Since 9/11, when Islamic terrorists killed nearly 3,000 people, Muslim advocacy groups in the United States have had considerable success promoting the notion that Islam is a religion of peace.

Al-Qaida, ISIS and other such violent groups have nothing to do with Islam, goes the narrative.

But Hamed Abdel-Samad, an Egyptian-born political scientist and author who emigrated to Germany, insists otherwise, arguing one need only examine the sacred texts and the founder of Islam.

“ISIS is doing nothing different than Muhammad and his successors, at the time,” Abdel-Samad said in a talk show on the Austrian ServusTV channel. “They brought an ideology into the world, using weapons and the subjugation of peoples.

He said that as an Egyptian, he “would never have been born a Muslim if Muhammad’s successors had not behaved like ISIS does.”

“The same holds true for Morocco, Iran, and, in fact, anywhere Islam spread. The entire history of Islam is a history of conquest,” he said.

His comments were translated and reported by the Middle East Media Research Institute.

He addressed the contention that “Islamophobia” is the cause of terrorism.

“Many Muslims from every Muslim country joined ISIS,” he pointed out. “The first group came from Saudi Arabia. I don’t think Islamophobia exists there. The second group came from the middle class of Tunisia. There is not much Islamophobia there either.

“There is not a single Islamic country that is devoid of terrorism and of increasing radicalization,” he said. “Saying that the main and only reason (for terrorism), in your view, is that these young people face Islamophobia is not the way to solve the problem.”

Abdel-Samad said to solve the problem, teaching in mosques that encourages violent jihad must be curbed.

Many who fought for ISIS are returning to their home countries in Europe, he noted.

“And then we wake up and learn that one of them drove a truck into a crowd,” he said.
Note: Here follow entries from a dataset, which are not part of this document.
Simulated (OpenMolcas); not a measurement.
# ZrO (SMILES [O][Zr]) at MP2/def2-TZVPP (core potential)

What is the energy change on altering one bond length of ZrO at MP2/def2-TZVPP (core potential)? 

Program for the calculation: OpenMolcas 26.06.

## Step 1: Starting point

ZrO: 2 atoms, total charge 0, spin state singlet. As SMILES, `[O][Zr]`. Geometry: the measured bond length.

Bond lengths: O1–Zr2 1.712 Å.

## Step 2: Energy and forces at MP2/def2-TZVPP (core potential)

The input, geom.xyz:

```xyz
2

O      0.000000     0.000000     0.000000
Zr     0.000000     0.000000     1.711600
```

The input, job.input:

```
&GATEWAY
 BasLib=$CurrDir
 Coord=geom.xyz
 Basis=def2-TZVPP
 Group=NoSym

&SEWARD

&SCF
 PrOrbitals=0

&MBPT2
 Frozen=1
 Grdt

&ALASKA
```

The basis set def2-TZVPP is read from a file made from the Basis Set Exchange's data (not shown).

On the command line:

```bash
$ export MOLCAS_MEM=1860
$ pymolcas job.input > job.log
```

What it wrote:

Such violent offenders, he suggested, should be put “before an international tribunal, and [society should] inflict harsh punishment on them.”

Abdel-Samad warned that violence is embedded deeply in Muslim culture, and it all comes from its founder.

“I am criticizing a man who has been dead for 1,400 years. He was married to 13 women. He waged 80 wars in the last eight years of his life. He took women as prisoners of war. Why should an enlightened person in the 21st century not criticize this man?” he said.